PoN: Philip Guston
Like Diebenkorn, Philip Guston is completely absent from Pictures of Nothing. And like Diebenkorn, Guston gave up abstraction for something else.
I confess: I've never liked Philip Guston's representational paintings. I know, I know: This is a serious character flaw and I should be doomed to sitting in a Thomas Hirschhorn installation, but I just don't. (Related story: The NGA has recently installed a bunch of Gustons it received from the Broida collection.)
But I love Guston's abstractions. (This one is MoMA's 1954 Painting.)One of my favorite installations in recent memory was a roomful of Guston abstractions in the recent Michael Auping-curated Philip Guston retrospective. The room, which I saw at MAMFW, was revelatory on a bunch of levels. It established that Guston developed his palette in the 1950s, and that he stayed remarkably true to it for the rest of his career.

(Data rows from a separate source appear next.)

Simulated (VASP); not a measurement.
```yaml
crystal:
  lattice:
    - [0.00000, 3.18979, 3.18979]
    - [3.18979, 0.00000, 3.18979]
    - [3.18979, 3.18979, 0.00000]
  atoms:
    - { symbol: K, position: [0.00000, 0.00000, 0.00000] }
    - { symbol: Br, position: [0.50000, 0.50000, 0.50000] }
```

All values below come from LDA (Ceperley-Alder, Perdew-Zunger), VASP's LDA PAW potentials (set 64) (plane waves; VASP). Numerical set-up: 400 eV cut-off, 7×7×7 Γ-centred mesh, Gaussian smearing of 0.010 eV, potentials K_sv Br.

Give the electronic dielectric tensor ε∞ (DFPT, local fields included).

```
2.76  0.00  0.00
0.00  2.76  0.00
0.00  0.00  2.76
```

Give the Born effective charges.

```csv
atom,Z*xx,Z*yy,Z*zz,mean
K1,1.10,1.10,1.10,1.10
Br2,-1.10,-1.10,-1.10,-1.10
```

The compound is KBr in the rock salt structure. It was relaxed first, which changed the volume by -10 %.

The room also started me thinking of Guston as a pre-perceptualist, a forerunner of Bob Irwin's early light-and-space paintings (and what came later, for that matter), Larry Bell's cubes, etc. Guston was, in fact, included in an early Ferus show and Irwin talked about the impact that had on him in Lawrence Weschler's superb Seeing is Forgetting the Name of the Thing One Sees:
I remember one time, for instance, seeing this small Philip Guston hanging next to a large James Brooks. Now, the Brooks was a big painting on every scale: it had five major shapes in it -- a black shape, a reed, a green -- big areas, big shapes, with strong, major value changes, hue changes. Next to it was this small painting, with mute pinks and greys and greens, very subtle. It was one of those funny little Guston kind of scrumbly paintings, a very French kind of painting...[m]y discovery was that from 100 yards away -- this was just one of those little breakthroughs -- that from this distance of 100 yards, I looked over, and that godd*mned Guston... Now, I'm talking not on quality, and not on any assumption of what you like or don't like, but on just pure strength, which was one of the things we were into. Strength was a big word in abstract expressionism; you were trying to get power into the painting, so that the painting really vibrated, had life to it. It wasn't just colored shapes sitting flat. It had to do with getting a real tension going in the thing, something that made the thing really stand up and hum... Well, that godd*mned Guston just blew the Brooks right off the wall.
And Irwin goes on about the Guston for several more paragraphs. And he's right. Guston's colors seem to hover and blink on the canvas, coming into and out of focus, kind of like London in Monet, or clouds in Turner. (I can't find any good link-to-able examples, alas.)
But mostly Guston's early abstractions remind me of what the California coast is like early on a foggy morning. Which both Guston and Irwin would have known all about.